Sunday morning the family accompanied me out to Maryland for what may be my last cyclocross race of 2012. The morning started cold, but got warmer and warmer until, in stages, I found myself at the starting line (second row) in shorts, a short jersey, and long gloves.
The prologue started up a hill on pavement and I figured it might be a hard day when I was feeling in the red zone by the time we passed the officials' tent the first time, about a minute into the race. But I got out in front of a few women with that sprint and mostly was able to hang onto that position.

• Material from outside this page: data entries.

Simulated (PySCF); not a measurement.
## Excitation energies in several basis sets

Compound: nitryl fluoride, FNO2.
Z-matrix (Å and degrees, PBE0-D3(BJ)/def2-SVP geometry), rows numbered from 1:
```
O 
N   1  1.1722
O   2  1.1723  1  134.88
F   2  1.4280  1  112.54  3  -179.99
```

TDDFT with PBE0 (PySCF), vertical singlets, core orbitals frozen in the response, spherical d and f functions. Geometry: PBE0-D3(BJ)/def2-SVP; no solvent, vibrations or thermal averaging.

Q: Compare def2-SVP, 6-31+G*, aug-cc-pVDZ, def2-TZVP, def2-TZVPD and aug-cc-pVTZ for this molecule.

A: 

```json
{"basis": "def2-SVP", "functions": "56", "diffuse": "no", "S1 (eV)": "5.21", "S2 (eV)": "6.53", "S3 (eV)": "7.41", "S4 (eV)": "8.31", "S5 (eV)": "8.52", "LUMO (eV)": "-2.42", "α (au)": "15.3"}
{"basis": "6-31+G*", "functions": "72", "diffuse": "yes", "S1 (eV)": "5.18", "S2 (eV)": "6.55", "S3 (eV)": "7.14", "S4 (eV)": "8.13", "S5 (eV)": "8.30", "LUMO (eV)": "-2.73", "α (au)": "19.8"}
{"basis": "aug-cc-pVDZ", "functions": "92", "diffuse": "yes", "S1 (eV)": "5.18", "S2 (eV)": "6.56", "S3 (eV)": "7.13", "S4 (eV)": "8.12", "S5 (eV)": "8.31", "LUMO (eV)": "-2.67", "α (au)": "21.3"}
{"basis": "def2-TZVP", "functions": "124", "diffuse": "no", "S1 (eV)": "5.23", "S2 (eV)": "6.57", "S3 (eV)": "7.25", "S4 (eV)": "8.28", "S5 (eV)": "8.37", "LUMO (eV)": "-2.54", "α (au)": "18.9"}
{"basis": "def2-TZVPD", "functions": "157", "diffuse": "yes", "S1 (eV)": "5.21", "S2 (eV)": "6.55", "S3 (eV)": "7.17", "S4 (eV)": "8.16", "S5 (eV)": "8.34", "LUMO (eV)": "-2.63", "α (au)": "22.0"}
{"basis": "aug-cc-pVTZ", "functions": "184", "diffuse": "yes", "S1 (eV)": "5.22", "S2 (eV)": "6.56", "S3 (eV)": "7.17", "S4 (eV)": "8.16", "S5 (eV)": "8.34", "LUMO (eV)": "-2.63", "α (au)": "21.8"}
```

Later in the first lap, I passed one or two other women, more on better handling than fitness, I think. For much of the rest of that lap and into the second (3 total this time) I was in sight of 1 to 4 women in front of me and even briefly passed one of them before she passed me back. At some point they pulled away however, and I was feeling kind of down. My exact self-talk was possibly, "I really stink* at this."
* Or other not so positive word.
Clearly mental toughness is a challenge.
But I pushed through the 3rd lap and even was trying to sprint the finish because I saw a biker up in front of me, but it turned out to be one of the girls from the Juniors wave that started right after us finishing her 2nd lap. It did give me the fulfilling feeling of having left it all out there, though. Particularly when Dave met me at the finish and felt the need to pull my gloves off for me, as I seemed to spent to do it myself.
In the end, I placed the best I have this season, 6th, (in an admittedly somewhat smaller field) and 30 seconds of the 5th place spot on the podium.
And I feel tempted to search out a 4th race now.
A good morning!
Concerns:
Um, the obvious: fitness & the ability to red line for the whole race. Or pace better. At about 12 minutes I looked at my watch and thought, ok - I guess this is how long I can go this hard for.
Warming up. I have not yet felt really warmed up at a race. I even got a lap of the course in this time by dragging the family out there 30 minutes earlier than usual, but it didn't do the trick. I see people riding trainers in the parking lot but I can't really see myself doing this. At this point. Maybe that is the secret, though.
Shifting again! It shouldn't take until the 3rd lap (4th total, if you count my warm up) for me to react to the spots where the course requires me to downshift for a steep unhill before it is right in front of me. Honestly!